Event summary combining transcript, slides, and related documents.

Logotype for Swiss Life Holding AG

H2 2024 earnings summary

3 Dec, 2025

Executive summary

  • Achieved strong full-year 2024 results, with net profit up 13% to CHF 1,261 million and return on equity at 16.6%, exceeding all key financial targets and completing the Swiss Life 2024 program.

  • Fee result rose 33% to CHF 875 million, within the target range; profit from operations up 20% to CHF 1,783 million.

  • Cash remittance to holding increased 14% to CHF 1.31 billion, with a payout ratio of 81% and a proposed dividend per share of CHF 35.00.

  • New CHF 750 million share buyback program launched in December 2024, following completion of prior buybacks.

  • Swiss Life 2027 program launched, focusing on customer and advisor growth, efficiency, and sustainability.

Financial highlights

  • Gross written premiums, fees, and deposits up 3% in local currency to CHF 20.3 billion; fee and commission income up 5% to CHF 2.5 billion.

  • Profit from operations increased 20% to CHF 1,783 million; net investment income rose to CHF 3,727 million, with direct investment yield at 2.9%.

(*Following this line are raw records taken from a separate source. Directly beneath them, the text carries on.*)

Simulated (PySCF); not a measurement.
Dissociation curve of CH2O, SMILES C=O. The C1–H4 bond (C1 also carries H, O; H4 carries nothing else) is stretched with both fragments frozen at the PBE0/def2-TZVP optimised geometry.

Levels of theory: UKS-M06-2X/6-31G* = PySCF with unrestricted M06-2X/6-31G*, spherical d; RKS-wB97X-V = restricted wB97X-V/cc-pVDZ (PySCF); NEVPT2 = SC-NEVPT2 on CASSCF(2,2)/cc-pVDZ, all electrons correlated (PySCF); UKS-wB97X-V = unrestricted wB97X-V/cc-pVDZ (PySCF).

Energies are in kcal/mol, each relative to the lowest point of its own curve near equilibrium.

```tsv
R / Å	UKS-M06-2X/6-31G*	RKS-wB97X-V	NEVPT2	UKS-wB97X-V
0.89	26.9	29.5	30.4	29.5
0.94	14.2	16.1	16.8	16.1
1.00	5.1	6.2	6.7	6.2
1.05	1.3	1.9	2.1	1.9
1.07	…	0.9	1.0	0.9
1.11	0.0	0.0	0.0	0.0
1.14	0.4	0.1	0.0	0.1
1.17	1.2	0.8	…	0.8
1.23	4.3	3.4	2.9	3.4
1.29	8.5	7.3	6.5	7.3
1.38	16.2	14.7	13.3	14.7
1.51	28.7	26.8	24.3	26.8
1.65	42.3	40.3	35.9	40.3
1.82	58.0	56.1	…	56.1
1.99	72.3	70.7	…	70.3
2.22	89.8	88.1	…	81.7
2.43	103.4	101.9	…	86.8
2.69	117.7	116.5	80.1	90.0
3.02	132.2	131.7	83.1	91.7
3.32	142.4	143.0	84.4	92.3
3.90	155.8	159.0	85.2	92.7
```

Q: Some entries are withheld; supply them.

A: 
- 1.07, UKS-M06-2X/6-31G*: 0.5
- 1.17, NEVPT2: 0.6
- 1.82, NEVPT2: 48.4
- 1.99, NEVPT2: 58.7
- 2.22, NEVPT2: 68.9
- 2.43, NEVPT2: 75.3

  • Value of new business declined to CHF 460 million, with a margin of 3.6% of PVNBP.

  • Operating expenses (excluding variable costs) rose to CHF 2.1 billion; borrowing costs increased to CHF 146 million.

  • Extraordinary tax provision release of CHF 33 million positively impacted net profit.

Outlook and guidance

  • Swiss Life 2027 targets: fee result above CHF 1 billion, RoE 17–19%, cash to holding CHF 3.6–3.8 billion, payout ratio above 75%, and ambition to increase DPS.

  • Focus on expanding customer and advisor base, operational efficiency, and sustainability integration.

  • CSM release ratio expected to remain at or above 2024 levels; fair value changes in real estate anticipated to be higher in 2025.

  • Non-recurring income in asset management expected to average 25% of TPAM income from 2025–2027.

  • Normalized growth expected in French non-life after a one-time rebound in 2024; real estate portfolio mix optimization to continue.